Chris: For me, Xbox Live recreates the feel of the arcade, where you'd gather around to watch the best players do battle. While playing Tom Clancy's Rainbow Six 3 (in a cooperative mode against computer-controlled "Venezuelan terrorists" in Hawaiian shirts), I enjoyed the feature that put you in the eyes of the other players after you die. Watching through the eyes of a more experienced player, I started to figure out how to play the game. My 14-year-old "friend" (see above) told me that playing Rainbow Six in Live mode is a better way to learn than the in-game tutorial, because you have a guide who knows what he is doing. I started to think of that kid as our Virgil.
I almost typed "or she" in my mention of guides, but we didn't encounter a single woman (or young girl). At least one who turned on her headset.
Seth: Yup, Xbox Live is definitely lacking in feminine energy. Though I think I managed to bring a bit of womanliness to the battlefield.
Part of the problem was our selection of games. All shoot'em ups. I must admit that after awhile I get tired of shooting stuff. I was thinking it might be nice to play a fishing game or something, where we could just chat over our communicator headsets for a couple hours, interrupted by the occasional face-off with a trout. We'd be on couches miles apart, but it would feel like a day together on the lake. Toss me a Coors from the cooler!
I don't think I'll play Xbox Live too often, now that our touristic exploration is done. Mostly this is because I'm bad, and no one likes to lose all the time. Partly it's that I've yet to find any games I really enjoy. (I like the tennis game Top Spin, but I suck at that, too. When I played it on Xbox Live, my opponent hit every single serve for an ace and smacked every single one of my serves for a return winner.)
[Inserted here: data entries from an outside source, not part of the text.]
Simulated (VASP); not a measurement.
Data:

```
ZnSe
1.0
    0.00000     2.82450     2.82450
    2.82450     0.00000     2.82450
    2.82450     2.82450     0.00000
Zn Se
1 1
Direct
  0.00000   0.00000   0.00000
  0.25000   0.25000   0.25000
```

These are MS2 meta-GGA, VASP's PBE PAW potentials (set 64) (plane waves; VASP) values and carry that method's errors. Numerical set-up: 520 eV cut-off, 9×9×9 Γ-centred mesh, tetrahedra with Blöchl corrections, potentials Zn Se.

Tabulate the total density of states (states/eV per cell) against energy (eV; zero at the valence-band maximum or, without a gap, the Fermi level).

But partly it's because I feel like everyone else is cheating—"modding" their characters to be stronger and better-equipped. There was a lot of chatter about this when we were playing online. One kid said he'd seen a guy in Halo 2 who'd rigged his gun to somehow fire vehicles out of its barrel. You're in a firefight with him and he sends a truck hurtling toward you. (Conversely, it felt like someone had modded my character to be especially frail and had limited my weapons options to "butter knife.")
I know Microsoft tries hard to crack down on cheating, but it's a real issue. We were both convinced we'd encountered it several times. I believe you called one opponent the Rafael Palmeiro of Halo 2. (I pictured him shaking a robotic, metal finger during some sort of galactic parliamentary hearing.)
Will you be playing more Xbox Live now that we've gotten a taste? And will you cheat?
Chris: I have a confession to make. I've already been cheating on you. Late at night, after we stopped playing, I would sneak back to Xbox Live and spend the evenings with him. But don't worry; those encounters were brief and meaningless. It was nothing like when I was with you.
I think I will keep playing Xbox Live, though I already played a little before we started our adventures together. I won't cheat, and to be honest I didn't encounter as many cheaters as I expected. Just players who were much, much better than us. We're such bad players that it was hard for me to know whether an opponent got that rocket launcher right away because he cheated or because he has memorized the map. In this video, a player shows how his opponent modded his machine to make himself invincible. For all I know, I played against this guy and thought nothing of it. Bungie calls cheating a "growing epidemic," and both Bungie and Microsoft claim to take the problem seriously. But they also claim to take racist taunts seriously.
Part of the problem is Halo 2's pitiful feedback mechanism. Players have to tattle on their opponents, and then either Bungie or Xbox Live decides when there's enough complaining to ban someone temporarily or permanently. The two things that would improve the experience most for me are 1) instituting a more transparent, eBay-style ratings system that would give you some hint of which players are jerks and bullies; and 2) creating a "senior circuit" that lets graybeards like us match up against players our own age. Halo 2 uses an algorithm that tries to sort players by experience and ability, but some idiots go through the tedious exercise of "leveling down"—throwing a series of games in the style of the Chicago Black Sox—so they can get their jollies by annihilating lesser players. And even when it works, it's not quite what I'm looking for. It's not just that I want to play against players who are as bad as me. I want to talk to people who are like me, not preteens and high-schoolers.